Simulate design matrix using Stan


Dear Bob,

I am migrating our recent discussion from Google groups. Thanks for pointing me here.
Indeed, I am trying to simulate the design matrix using a distribution. Currently, I am using this R code:

## Generate response
response <- rep(x = c(1, 0), times = 25)

## Generate covariates conditioned on response
generate_covariates <- function(response_variable){
  ## covariate_i: Bernoulli random variable drawn with probability ranging from 0 to 1
  prob_given_1 <- runif(n = 1, min = 0, max = 1)
  prob_given_0 <- runif(n = 1, min = 0, max = 1)
  ## generate class-conditional distribution
  covar_given_1 <- rbinom(n = length(which(response == 1)), size = 1, prob = prob_given_1)
  covar_given_0 <- rbinom(n = length(which(response == 0)), size = 1, prob = 1 - prob_given_0)
  return(c(covar_given_1, covar_given_0))

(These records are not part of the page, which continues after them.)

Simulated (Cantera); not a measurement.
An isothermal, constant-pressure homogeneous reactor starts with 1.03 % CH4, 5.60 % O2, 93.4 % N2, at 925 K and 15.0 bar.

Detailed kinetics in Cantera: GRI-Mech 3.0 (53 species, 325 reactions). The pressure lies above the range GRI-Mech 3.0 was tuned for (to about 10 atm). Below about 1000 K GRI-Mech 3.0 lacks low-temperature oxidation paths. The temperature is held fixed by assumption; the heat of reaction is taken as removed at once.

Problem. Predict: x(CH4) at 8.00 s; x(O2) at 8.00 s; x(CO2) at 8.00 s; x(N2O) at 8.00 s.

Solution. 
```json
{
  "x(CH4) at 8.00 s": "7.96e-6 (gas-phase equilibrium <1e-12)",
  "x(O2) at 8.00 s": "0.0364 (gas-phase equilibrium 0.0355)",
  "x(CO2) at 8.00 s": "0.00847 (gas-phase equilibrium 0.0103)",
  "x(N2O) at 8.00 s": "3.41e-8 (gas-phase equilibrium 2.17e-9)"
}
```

covariate_list <- sapply(c(1:10), function(x){
  covars <- generate_covariates(response_variable = response)
  }, simplify = TRUE)

## Put together simulated response and covariates
simulated_data <- data.frame(response, covariate_list, stringsAsFactors = FALSE)

Once the simulated_data is generated, I run a logistic regression on it using Stan.

My question is can I do the simulation process above in Stan itself?

Thanks for any insights!


On May 8, 2017, at 6:57 PM, Bob Carpenter wrote:

You are never going to be able to simulate the design matrix
without giving it a distribution—if it’s just covariates,
there’s nothing to simulate from. Usually the covariates don’t
get modeled because everything’s conditionally independent given
their value.

Which interface are you using?

  • Bob

P.S. We’re shutting down this list soon. We’ve switched to:

On May 7, 2017, at 8:48 PM, Jy wrote:

Dear Bob,

Is this possible now in Stan - i.e. a way to simulate the design matrix that will then be provided > as input to stan? If yes, would you please point me to documentation of how to do this?


On Saturday, 17 October 2015 17:46:12 UTC-4, Bob Carpenter wrote:
What I’m talking about here is a way to generate a single fake data
set to use as input to Stan to make sure my program is doing the
right thing. Right now, there’s no easy way (that I know of) to convert
Stan output (in any interface) into something that can be fed back in directly
as data.

  • Bob


Yes you can write your program with a data block where you pass in the simulation parameters and then generate the matrices in the transformed data block, then you fit your model to that data.